Your algorithm is a good one, about as good as you can get.
If you care about the worst-case number of tests, your algorithm is optimal. Let $n$ denote the total number of files. Then any algorithm must perform at least $n$ queries in some cases. There are $2^n$ possibilities for the final answer (since there are $2^n$ possible subsets of the $n$ files). Each test gives you only 1 bit of information. After $k$ tests, we have only $k$ bits of information; to choose among $2^n$ possibilities, we need $n$ bits of information, so you can't do better than $n$ tests, in the worst case.
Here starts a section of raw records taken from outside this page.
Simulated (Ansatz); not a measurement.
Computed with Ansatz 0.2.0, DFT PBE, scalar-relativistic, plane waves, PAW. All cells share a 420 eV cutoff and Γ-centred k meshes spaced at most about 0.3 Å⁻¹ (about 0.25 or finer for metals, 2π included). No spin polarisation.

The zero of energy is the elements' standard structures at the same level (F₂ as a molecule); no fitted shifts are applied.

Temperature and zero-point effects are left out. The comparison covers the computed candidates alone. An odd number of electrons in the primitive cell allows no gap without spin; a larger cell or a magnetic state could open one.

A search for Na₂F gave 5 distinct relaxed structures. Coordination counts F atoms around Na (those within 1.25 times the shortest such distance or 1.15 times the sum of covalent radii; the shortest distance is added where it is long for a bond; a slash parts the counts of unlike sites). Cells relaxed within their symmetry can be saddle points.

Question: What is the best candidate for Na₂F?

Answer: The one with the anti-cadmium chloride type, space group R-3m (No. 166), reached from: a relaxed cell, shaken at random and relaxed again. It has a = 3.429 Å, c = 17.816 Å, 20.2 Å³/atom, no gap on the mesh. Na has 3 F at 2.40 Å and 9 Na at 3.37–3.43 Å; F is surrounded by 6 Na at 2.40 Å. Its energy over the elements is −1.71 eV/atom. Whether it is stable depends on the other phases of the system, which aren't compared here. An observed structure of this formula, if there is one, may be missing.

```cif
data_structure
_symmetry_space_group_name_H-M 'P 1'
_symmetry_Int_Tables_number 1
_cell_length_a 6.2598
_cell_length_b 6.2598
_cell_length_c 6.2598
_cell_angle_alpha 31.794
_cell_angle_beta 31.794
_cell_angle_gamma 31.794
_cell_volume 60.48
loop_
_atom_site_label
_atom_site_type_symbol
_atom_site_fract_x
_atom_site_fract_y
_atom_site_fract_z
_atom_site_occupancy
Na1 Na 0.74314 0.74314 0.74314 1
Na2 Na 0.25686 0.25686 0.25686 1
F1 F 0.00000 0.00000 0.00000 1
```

If you care about the average-case number of tests, and you assume that each file has a $1/2$ probability of being necessary, then I expect that your algorithm is also optimal. In this case, there are $2^n$ possibilities for the subsets, all equally likely, so $n$ bits of information are needed, and each test gives you 1 bit of information, so on average I believe you need at least $n$ tests.
If you have some prior knowledge about the likelihood that each file is necessary, you may be able to do better. For instance, suppose you know that only about a $p$ fraction of the files are necessary, and specifically, the probability that each file is necessary is $p$, independent of all other files. I'll show one algorithm for this problem below. There may be better algorithms; I don't know. For simplicity, I'll assume $p\le 1/2$; if $p>1/2$, you can solve the problem similarly, reversing everything appropriately.
Algorithm:
- If $p \ge 1-\sqrt{1/2} \approx 0.293$, then run the basic algorithm above, using one query per file.
- Otherwise, set $k := \lfloor -1/\lg(1-p) \rfloor$. Randomly partition the $n$ files into $\approx n/k$ blocks of $k$ files.
- For each block, query the set of all files except for that one block.
- If the program still runs, then you know all the files in that block are unnecessary.
- If the program doesn't still run, then you know that at least one file in the block is necessary, but you don't know which one(s) are necessary.
- Set $q := p/(1 - (1-p)^k)$. Let $S$ be the set of files that are not known to be unnecessary, i.e., all the files from all the blocks where the program didn't still run. Recursively run this algorithm on $S$, but now with probability $q$ instead of $p$.
If you use this algorithm, after step 3 on average $S$ will contain $|S| \approx n(1 - (1-p)^k) \approx n/2$ files, on average about $q |S|$ of those files will be necessary, and typically we'll have $q \approx 2p$. For small $p$, if we unroll the recursion, I think we'll find that this algorithm will perform a total of about $n (h_2(p) + o(1))$ queries, where $h_2(p) = -p \lg p - (1-p) \lg (1-p)$ is the binary entropy function.
There is a matching lower bound, which says that on average you need at least $n h_2(p)$ queries. This is because the Shannon entropy of the distribution of possible sets of necessary files is about $n h_2(p)$ bits, and each query gives you at most one bit of information about this value, so you need at least $n h_2(p)$ queries on average.